3/5 (Average)
To Live Again (1969) is a flawed work from a very fruitful period of Robert Silverberg’s career. The ideas are original and well-conceived but a downright disgusting strain of misogyny and sexism permeates virtually every page. Bluntly put, I cannot recall a single instance where a female character does anything without the shape, size, and clothed or unclothed state of her breasts mentioned and dwelled on at length. Similarly, each female character attempts to seduce all the men in sight (including relatives). It’s a shame really because our heroine Risa, over the course of the novel, develops and evolves from a headstrong child into an intelligent and self-sufficient women to be reckoned with.
The central scientific concept is a standard one: the ability to transplant the mind of a dead person into a living being. Silverberg expands this trope in a series of wonderful and original directions. A human with a transplant does not lose his own personality. Instead the host consults with the transplants and draws on their memories/personalities. Extremely powerful personalities have been known to overtake their host’s mind if it is weak — “going dybbuk.”
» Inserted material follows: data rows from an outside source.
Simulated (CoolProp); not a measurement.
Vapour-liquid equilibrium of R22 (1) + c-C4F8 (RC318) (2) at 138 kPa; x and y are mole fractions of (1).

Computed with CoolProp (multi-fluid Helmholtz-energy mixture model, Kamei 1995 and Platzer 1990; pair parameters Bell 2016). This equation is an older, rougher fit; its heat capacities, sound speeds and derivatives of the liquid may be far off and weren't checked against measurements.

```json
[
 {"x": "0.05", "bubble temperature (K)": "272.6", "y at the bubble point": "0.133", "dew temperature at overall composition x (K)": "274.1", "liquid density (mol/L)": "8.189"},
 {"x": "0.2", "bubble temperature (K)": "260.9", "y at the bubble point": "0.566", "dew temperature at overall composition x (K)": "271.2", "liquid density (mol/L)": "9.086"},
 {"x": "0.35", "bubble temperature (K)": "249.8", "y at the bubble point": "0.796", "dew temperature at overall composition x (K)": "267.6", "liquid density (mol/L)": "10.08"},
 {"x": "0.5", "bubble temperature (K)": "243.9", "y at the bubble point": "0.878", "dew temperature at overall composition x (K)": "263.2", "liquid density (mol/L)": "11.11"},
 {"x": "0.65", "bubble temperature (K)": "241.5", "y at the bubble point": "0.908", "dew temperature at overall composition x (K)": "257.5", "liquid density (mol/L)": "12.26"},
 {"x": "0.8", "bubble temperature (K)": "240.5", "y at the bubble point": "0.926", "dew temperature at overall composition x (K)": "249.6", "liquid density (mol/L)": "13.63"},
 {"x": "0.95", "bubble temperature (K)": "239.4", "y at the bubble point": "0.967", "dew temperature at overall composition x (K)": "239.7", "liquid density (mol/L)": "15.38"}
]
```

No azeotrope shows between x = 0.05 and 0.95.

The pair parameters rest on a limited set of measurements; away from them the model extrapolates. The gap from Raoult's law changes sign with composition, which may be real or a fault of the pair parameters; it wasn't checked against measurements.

The rich and wealthy procure multiple transplants for artistic reasons (for example, to appreciate sculpture), as savvy business moves (using the mind of your dead rival), or even to increase one’s abilities in bed. The transplants often mature their hosts or drive them insane.
Brief Plot Summary
John Roditis and Mark Kaufmann are fierce business rivals who both desire to procure the mind of Paul Kaufmann, an extraordinarily powerful and savvy individual who has the potential to take over his host. The Scheffing Institute — which oversee the recording of the minds of wealthy/remarkable people when they are still alive to store their personas — refuses to allow Mark Kaufmann the persona since Paul was his uncle and favors Roditis. A large portion of the work concerns the maneuvering of both men (and Mark’s lover Elena) in order to acquire the transplant.
The subplot, which has important ramifications for the central story, follows sixteen-year old Risa and her acquisition of her first transplant. Risa is a headstrong girl who runs around flaunting her body (argh, Silverberg, why?). After she acquires her transplant Tandy she slowly matures. From Tandy’s memories Risa uncovers that her transplant was murdered. Murders are extremely uncommon since the penalty is the termination of Scheffing process recordings and thus no future lives (albeit, incarnated in the mind of someone else).
Final Thoughts
Silverberg abandons one of his more interesting threads creations about half way through the novel — a bastardized pseudo-Buddhism “religion” expanding rapidly from its California epicenter that incorporates the Scheffing process into its theology. Becoming a transplant in a host after death is a strange form of reincarnation. Sadly, it ends up more as a simplistic plot device by the end of the work.
To Live Again contains multiple well-conceived concepts and an interesting plot but its virulent strain of misogyny overshadows all the positives.
Sounds like a book straight out of his New Wave period of writing. Also, the plot sounds similar to The Second Trip. Did you ever read that one?
I haven’t read The Second Trip yet. To Live Again is by far more sexist than the majority of the other works I’ve read of his from the same period — albeit, many have fewer female characters and thus less chance to reveal his opinions.
For example, The World Inside (my favorite of his works) extrapolates a world where producing children is the most important thing — thus, men wander the halls etc. It’s somewhat different than the comments which crop up in To Live Again and his other works.
This brings to mind The Glass Tower and the abundance of sex mention in that story. Don’t get me wrong, talk of sex can help build a story and move a plot forward, that is until it starts to seem like the sex is being talked about more than the plot. I kind of think that this was just part of the genre in the early years. I hear Asimov was pretty raunchy in his early years as well.
This is one that I had on my “to read” list, but kept on getting pushed back in order to read something that had more interest for me at the time, now I don’t feel so bad in skipping over it. Thanks for the heads up.
The over-abundance of sex is exactly what deters me from reading any further Silverberg. I’ve read three of his novels and each one is just loaded with it to a predictable degree. It adds zero to each plot; it just gets tedious (like violence and gore-porn in some modern novels). i once owned Tower of Glass but after reading the Silverberg books I had, I sold it without even reading it. Good instinct on my part. I’ve got lots of other books to read.
Silverberg goes way overboard in comparison to others writing at the same time. I guess what gets me is not so much the presence of sex per se but his treatment of the female characters and their motivations and desires. This is the problem with To Live Again — the female characters are only interested in sex and power (although Risa does evolve). Silverberg does construct interesting futures in The World Inside for example where proliferate sex is fine because CHILDREN are the ultimate good. This is a little different because The World Inside‘s world entails this… To Live Again‘s world doesn’t in any ostensible way and hence the views of the women can be attributed more to Silverberg’s personal views — and thus I’m bothered.
Does this make sense?
Sex solely as a tool to get 14 year old boys to read it and thus not necessary for the plot = bad
Sex as sole motivating factor of all female characters = bad
in comparison:
Sex as an inherent and socially relevant part of the proposed future world = fine.